Given the discrete signal $x(n)=\begin{bmatrix} \alpha ^n, n\geq 0 \\0, n<0 \end{bmatrix}$ where $\alpha \in (-1,1)$ and some natural number $N$, we know that the discrete signal $y(n)$ (where $0 \leq n \leq N-1$) holds the following equality: $Y(k)=X(\frac{k}{N})$ where $Y$ is the fourier transform of $y$ and $X$ is the fourier transform of $x$.
Find an expression for $y$.
What I did:
The idea is to perform a fourier transform on $x(n)$ to get $X(k)$, and then find the expression $X(\frac{k}{N})$ and perform an inverse fourier transform on it, to find $y(n)$.

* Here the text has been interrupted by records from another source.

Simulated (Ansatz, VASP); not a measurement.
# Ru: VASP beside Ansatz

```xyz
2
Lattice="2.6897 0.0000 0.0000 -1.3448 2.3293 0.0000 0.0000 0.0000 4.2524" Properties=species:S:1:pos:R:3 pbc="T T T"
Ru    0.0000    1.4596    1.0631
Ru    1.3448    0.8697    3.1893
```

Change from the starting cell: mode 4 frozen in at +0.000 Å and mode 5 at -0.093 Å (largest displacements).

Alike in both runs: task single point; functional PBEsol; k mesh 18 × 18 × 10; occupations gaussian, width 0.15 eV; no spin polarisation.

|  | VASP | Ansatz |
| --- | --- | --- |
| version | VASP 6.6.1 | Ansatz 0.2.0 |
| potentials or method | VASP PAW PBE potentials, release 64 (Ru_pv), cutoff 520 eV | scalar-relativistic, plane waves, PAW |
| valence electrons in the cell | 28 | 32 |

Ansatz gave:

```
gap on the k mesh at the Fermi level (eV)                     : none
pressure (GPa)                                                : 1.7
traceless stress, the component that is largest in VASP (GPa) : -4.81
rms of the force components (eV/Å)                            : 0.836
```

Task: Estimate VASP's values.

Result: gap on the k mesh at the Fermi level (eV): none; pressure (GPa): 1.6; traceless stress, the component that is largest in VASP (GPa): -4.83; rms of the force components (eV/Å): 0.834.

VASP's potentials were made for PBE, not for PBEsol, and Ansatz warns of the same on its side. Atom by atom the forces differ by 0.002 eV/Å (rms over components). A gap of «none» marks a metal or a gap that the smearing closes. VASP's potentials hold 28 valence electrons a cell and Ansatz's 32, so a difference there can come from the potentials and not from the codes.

In class we defined the fourier transform of a discrete signal as the fourier transform of the continuous model of the discrete signal. where the continuous model $\tilde x$ is defined as such: $\tilde x(t)=\sum_{n \in \mathbb Z}x(n)\delta(t-nt)$ where $\delta$ is the dirac delta function.
The fourier transform of the discrete signal, is the fourier transform of the continuous model, so:
$X(k)=\int_{\mathbb R}[\sum_{n \in \mathbb Z}x(n)\delta(t-nt)e^{-2\pi i k t}]dt$ but $x(n)=0$ if $n<0$, so the integral is equal to $\int_{\mathbb R}[\sum_{n \in \mathbb N}x(n)\delta(t-nt)e^{-2\pi i k t}]dt=\sum_{n \in \mathbb N}[\alpha ^n\int_{\mathbb R}\delta(t-nt)e^{-2\pi i k t}dt]$
We can see that $\int_{\mathbb R}\delta(t-nt)e^{-2\pi i k t}dt$ is nothing more than the fourier transform of $\delta(t-nt)$, but how can we evaluate that?
I know the fourier transform of $\delta(t-t_0)$ is $e^{-2\pi i k t_0}$ but this is only true if $t_0$ is a scalar. This is not the case in our question...Would appreciate help at evaluating this integral.
The Fourier of a sum is the sum of the Fouriers; that is what makes the Fourier transform a linear operation. Thus, $$\mathcal{F}[\Sigma_{n\in\mathbb{Z}}x(n)\delta(t-nt_0)] = \Sigma_{n\in\mathbb{Z}}x(n)e^{-2\pi iknt_0} $$ In other words, the Fourier transform of a series of modulated Dirac deltas is the sum of the transforms of the individual deltas.
(I changed the notation from $\delta(t-nt)$ to $\delta(t-nt_0)$ since I'm assuming that as $n$ increases we're going forward in time in discrete steps, and not moving around inside a single Dirac delta's zero zone, changing the $n$ of $\delta(t\cdot(1-n))$.)